Reports: DNI1054775-DNI10: Design of Green, Switchable Oxide Catalysts for Steam Methane Reforming by Quantum Mechanical Simulation

Elif Ertekin, University of Illinois

Executive Summary

Steam methane reforming is the most widely-used industrial process for hydrogen and synthesis gas production from fossil fuels, and currently accounts for over 95% of the hydrogen produced in the United States. As part of our ACS-PRF program, we are exploring and establishing a new approach to tailored design of catalysts for steam methane reforming based on the use of metal catalysts integrated with ferroelectric oxide support layers, in which dynamic switching of the polarization of the support layer is used in real time to modify surface properties, and hence promote the desired chemical reactions, on the metal catalyst surface (see FIG. 1). The approach is based on polarization modulation of a ferroelectric oxide support to reduce key reaction barriers for molecular adsorption, dissociation, association, and release, and hence promote desired pathways. Using first-principles quantum mechanical modeling methods based on density functional theory, the goals of this program are to (i) identify the mechanisms and rate limiting steps for steam methane reforming reactions on nickel catalysts, (ii) design integrated ferroelectric oxide/metal systems in which the polarization tunes the electronic structure and surface chemistry of the metal, and (iii) optimize the design and assess the ultimate potential of the newly proposed mechanism. Alongside the research, the program will train undergraduate and graduate students in the atomistic modeling and simulation of chemical processes relevant to the petroleum field.

Introduction

Steam methane reforming is currently the most widely used process for hydrogen production in the United States. It is a highly endothermic reaction (requiring an external energy supply) that uses high-temperature steam to convert two stable molecules (methane to hydrogen) to the more reactive carbon monoxide gas:

CH4 + H2O → CO + 3H2(DH = -206 kJ/mol). (1)
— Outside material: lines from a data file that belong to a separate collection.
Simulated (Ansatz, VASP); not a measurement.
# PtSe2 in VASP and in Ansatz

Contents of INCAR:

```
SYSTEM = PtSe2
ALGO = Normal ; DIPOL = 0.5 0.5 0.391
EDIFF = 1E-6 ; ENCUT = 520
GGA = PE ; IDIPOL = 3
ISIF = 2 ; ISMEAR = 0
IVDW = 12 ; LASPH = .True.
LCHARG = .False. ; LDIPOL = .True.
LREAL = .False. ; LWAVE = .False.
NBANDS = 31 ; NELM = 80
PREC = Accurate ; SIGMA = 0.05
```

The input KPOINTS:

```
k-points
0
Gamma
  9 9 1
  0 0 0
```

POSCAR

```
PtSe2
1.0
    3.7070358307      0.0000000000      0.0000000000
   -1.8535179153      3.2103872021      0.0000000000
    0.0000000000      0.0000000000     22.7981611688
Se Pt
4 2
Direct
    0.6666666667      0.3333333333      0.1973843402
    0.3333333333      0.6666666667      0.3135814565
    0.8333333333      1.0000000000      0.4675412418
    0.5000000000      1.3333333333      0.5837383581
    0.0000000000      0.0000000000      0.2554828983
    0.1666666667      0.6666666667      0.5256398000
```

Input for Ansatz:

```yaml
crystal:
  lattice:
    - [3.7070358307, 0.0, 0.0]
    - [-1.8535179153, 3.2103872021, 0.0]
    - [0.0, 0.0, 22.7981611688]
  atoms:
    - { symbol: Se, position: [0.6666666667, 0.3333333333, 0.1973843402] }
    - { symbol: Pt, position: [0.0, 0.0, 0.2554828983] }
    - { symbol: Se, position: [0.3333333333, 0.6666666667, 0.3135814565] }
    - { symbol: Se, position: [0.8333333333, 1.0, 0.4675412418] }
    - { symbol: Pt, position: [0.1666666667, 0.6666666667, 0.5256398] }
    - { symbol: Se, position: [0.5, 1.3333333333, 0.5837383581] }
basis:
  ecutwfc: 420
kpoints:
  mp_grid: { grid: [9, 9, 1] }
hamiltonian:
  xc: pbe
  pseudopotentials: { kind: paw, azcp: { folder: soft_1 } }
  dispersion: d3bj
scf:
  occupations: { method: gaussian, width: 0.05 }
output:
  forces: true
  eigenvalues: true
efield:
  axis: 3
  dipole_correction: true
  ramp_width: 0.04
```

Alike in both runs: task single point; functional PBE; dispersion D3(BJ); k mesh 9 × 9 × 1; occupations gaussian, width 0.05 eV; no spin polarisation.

Widescale adoption of this process is currently hindered by challenges in capital costs and operation and maintenance costs of the steam methane reforming process. As their costs preclude the usage of highly-active, stable noble metal catalysts on the industrial scale, nickel is the most widely-used catalyst today. However, conversion efficiencies of nickel catalysts are not as high as their noble metal counterparts, and their performance is severely hindered by coking, ultimately leading to encapsulation and deactivation of the catalyst. There are unexplored opportunities in the design of oxide-supported metal catalysts for steam methane reforming. Amongst the class of oxides considered as catalytic support layers, ferroelectric oxides are currently receiving attention on account of their switchable polarization, which may offer routes to dynamic control over surface chemistry and chemical reactions. If successful, the development of high-efficiency catalysts based on this approach will provide a strong incentive to develop on-site infrastructures to capture and convert natural gas into products useful for society.

Methods & Results

In the first year of this program, we have carried out first principles electronic structure calculations to trace the steam methane reforming reaction taking place on exposed nickel surfaces that are supported by ferroelectric oxide substrates. Some of the most exciting highlights of our work from the previous year are:

  • Simulation of nickel surfaces interfaced with barium titanate ferroelectric layers for both positive and negatively polarized support layer. Our simulations have revealed the energetically preferred orientation of layers of nickel catalyst interfaced with the ferroelectric material BaTiO3, for the case of positively and negatively polarized BaTiO3. This orientation is shown in Fig. 1 (for the case of positive polarization).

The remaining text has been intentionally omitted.